Does the house owner complain about you setting up in front of their home?
No, because I pay them a rent and electricity charge. Then I also have to pay the tessakit and sometimes the police, too.
The police too?
Yes. The tessakit come every month. With the police, it’s up to their mood, but usually we have to pay B200 per shop. We can bargain sometimes, if business is not good.
Are you willing to pay?
What can I do? I have to pay if I want to sell. Actually, we used to think about protesting because we didn’t want to pay both the tessakit and the police… but lately the cops don’t drop by that often.
Have you ever thought about setting up a shop in markets like JJ or Suan Lum Night Bazaar?
Of course, but I can’t afford the rent. JJ is way too expensive for me. It costs some B100,000 to secure a spot there, while here it costs me B10,000.
What do you say to those who think you are a nuisance and should be banned completely?
Nothing. Like today when I was setting up my stall, a few passers-by complained that I get in their way so they had to walk on the road instead. I just kept silent, as usual, because I know that after all the sidewalks are public space. But hey, I need to make a living and I try my best not to take up too much room.
David, 30-something, vendor on Tha Prachan
Do you have to pay anyone to secure your spot here?
Of course. Call it “rent” if you will, but I’d rather call it “a garbage charge.” You know, every month the tessakit will make a visit to collect the money, which can be anything from B1,500-3,000.
Have you ever gotten into a fight with them?
When I was younger, yes. I’ve been a vendor since I was 19, and back then I was pretty hot-tempered. But now that I’m older, I realize it isn’t a wise thing to do because you’ll lose no matter what.
Would you prefer the Monday vending ban to be lifted?
When Apirak was governor, there were talks about lifting the ban so we, street hawkers, could do our business seven days a week. But now that he’s gone, we have no idea what will happen. Personally, I like the Monday ban. It might not seem like it but setting up a stall is very exhausting. Monday is my day off.

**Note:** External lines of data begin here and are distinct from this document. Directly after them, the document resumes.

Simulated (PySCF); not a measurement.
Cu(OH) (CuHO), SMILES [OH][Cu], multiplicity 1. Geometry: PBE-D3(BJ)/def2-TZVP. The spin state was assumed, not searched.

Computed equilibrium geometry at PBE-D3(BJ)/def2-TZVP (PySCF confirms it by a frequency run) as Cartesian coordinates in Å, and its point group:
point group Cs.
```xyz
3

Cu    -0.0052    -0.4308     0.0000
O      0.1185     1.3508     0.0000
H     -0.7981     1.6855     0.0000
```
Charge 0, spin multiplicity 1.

Would you like the ban to be changed to another day of the week?
No! If they change the ban to Friday or Saturday, it would be a nightmare. Monday is perfect because the foot traffic is low.
What would you say to those who claim you are a nuisance and should be banned from the streets?
Well, with my stall sitting right in front of Thammasat University, I do get that comment from the professors from time to time. But really, I don’t expect those with doctorate degrees and a high salary, who might never step their foot out of their bubble, to understand how hard we have to work to make ends meet.
Mattika Sirirattana, 36, pedestrian (stylist)
What do you think is the biggest nuisance on the sidewalks?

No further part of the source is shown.